Resilient Distributed Dataset – RDD
In this post we will understand the concept of Apache Spark RDD. RDD is the most basic building block in Apache Spark. RDD stands for Resilient Distributed Dataset.
- Resilient : Fault tolerant and is capable of rebuilding data on failure
- Distributed : Distributed data among the multiple nodes in a cluster
- Dataset : Collection of partitioned data with values
Let’s understand each of the above in detail below
Visit our post here to under the Apache Spark Architecture.

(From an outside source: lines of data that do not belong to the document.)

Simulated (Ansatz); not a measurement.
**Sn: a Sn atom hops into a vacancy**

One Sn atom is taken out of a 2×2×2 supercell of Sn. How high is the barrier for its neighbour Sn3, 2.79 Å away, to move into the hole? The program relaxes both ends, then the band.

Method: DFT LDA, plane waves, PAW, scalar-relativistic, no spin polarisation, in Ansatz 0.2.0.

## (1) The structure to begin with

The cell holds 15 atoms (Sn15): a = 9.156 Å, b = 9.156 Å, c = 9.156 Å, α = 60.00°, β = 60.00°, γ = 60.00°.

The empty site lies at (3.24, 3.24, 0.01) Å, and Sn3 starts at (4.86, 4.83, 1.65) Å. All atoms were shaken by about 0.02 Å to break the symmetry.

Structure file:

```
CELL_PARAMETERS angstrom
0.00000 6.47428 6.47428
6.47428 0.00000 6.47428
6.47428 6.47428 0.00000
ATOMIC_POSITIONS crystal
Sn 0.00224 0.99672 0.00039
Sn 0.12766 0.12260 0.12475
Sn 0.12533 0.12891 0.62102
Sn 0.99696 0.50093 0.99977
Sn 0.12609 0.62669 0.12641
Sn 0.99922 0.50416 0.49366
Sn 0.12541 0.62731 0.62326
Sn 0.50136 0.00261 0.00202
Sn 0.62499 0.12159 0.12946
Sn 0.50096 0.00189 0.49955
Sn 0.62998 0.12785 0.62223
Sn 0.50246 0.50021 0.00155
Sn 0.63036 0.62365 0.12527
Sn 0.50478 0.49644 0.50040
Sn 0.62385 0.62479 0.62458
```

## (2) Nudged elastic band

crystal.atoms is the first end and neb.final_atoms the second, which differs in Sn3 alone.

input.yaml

RDD as a distributed dataset
RDD is a collection of objects that is partitioned and distributed across nodes in a cluster. In the below figure we have an RDD numbers that contains ten elements. Now this RDD is not present on just one node. Spark partitions the RDD and distributes the data across multiple Worker nodes.
RDD is Resilient to failures
The second property of RDD is that it is able to recover from failures. Lets imagine that multiple tasks are running in the cluster and a node goes down. In such a scenario, Spark will re-compute the failed tasks on other worker nodes which are up and running. This happens with the help of DAG. When we write a Spark program, we are creating a directed acyclic graph which generates an RDD after every transform operation.
RDD is Immutable
Finally lets talk about the immutability of RDD. When a transformation is called on RDD, a new RDD is returned. None of the Spark operations modify an existing RDD. Instead, they create a new RDD. Immutable RDDs allow Spark to rebuild an RDD from the previous RDD in the pipeline if there is a failure.
By being immutable and resilient, RDD handles the failure of nodes in a distributed environment.
For example – We call transformations filter and map on an existing RDD orders. If the filteredOrders RDD fails for some reason, Spark will rebuilt it by applying the same filter operation on the previous RDD orders.
If RDDs were mutable, there is no guarantee that the orders RDD will be in the same form as it was at the first time when Spark called the filter operation on it.
RDD support Lazy Evaluation
RDDs support two types of operations – Transformations and Actions.
- Transformation operations create new RDD from an existing RDD without modifying them (because RDDs are immutable).
- Action operations are used at the end of a Spark pipeline to generate a result from the final RDD. A Spark program never executes until an action is encountered. This behavior is known as lazy execution.
By being lazy, RDDs avoid wasting the computing power for unwanted transformations.
Happy Learning 🙂